Categories
General

That’s a primary source? Yes, of course!

The best way to represent primary sources is by creating a tidy dataset with the document(s). That way, when analyzing the primary source, the raw data has been organized in a way that is both easier for computer softwares to understand and convert as well as having the individual input of each variable standardized in a way that allows for more practical analysis. When working with hand written, highly subjective primary sources, creating a tidy dataset out of the measurable information from that source will help to filter out some, but not all bias that exists within the document. 

The advantages of considering primary sources as data are that it enables the audience to develop a deeper and more personal understanding of the event in question. It also allows for a less biased analysis of the data, instead of multiple eras of bias, there is only one: when the data is from. Also, transcribing primary sources into a dataset creates a wider scope of accessibility for the potential audience of that data. By typing old-timey handwritten documents, it is now possible that those who may have trouble reading cursive will be able to comprehend the writing on the original source. While primary sources may not paint a complete picture of what the subject is, working with primary sources can provide an inside look at the unrefined reactions and opinions of the author. Also, referincing primary sources may uncover quantifiable raw data that may have been removed by the filters of every new analysis. Therefore, while primary sources may not always delineate the entire event, they are great references to have that cover thorough, specific aspects of an event or events. 

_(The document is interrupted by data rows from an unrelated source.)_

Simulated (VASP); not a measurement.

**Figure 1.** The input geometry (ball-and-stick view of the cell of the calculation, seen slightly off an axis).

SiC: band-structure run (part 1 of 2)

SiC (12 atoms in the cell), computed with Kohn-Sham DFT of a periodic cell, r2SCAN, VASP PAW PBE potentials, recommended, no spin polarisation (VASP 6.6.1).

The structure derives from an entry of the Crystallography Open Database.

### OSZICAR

Wickham’s principles of tidy data are that each row has only one observation, every column has only one variable, and that each cell has only one value. This provides for an analysis of the data in a way that is both efficient and effective. In the tidy dataset that I had recently created, it was difficult to document the data in a way that met all of these requirements. While creating the dataset, I had to constantly reevaluate the variables and observations in a way that prioritized the efficiency and effectiveness that is appropriate in order to create the standardized version of a tidy dataset. However, looking at the dataset when it was finished, I was able to locate a specific value in a much faster time than when it was written on the original document. This made for much quicker analysis, as I was able to focus solely on analyzing similar values of observations rather than spending a lot of time trying to simply locate each individual piece of data.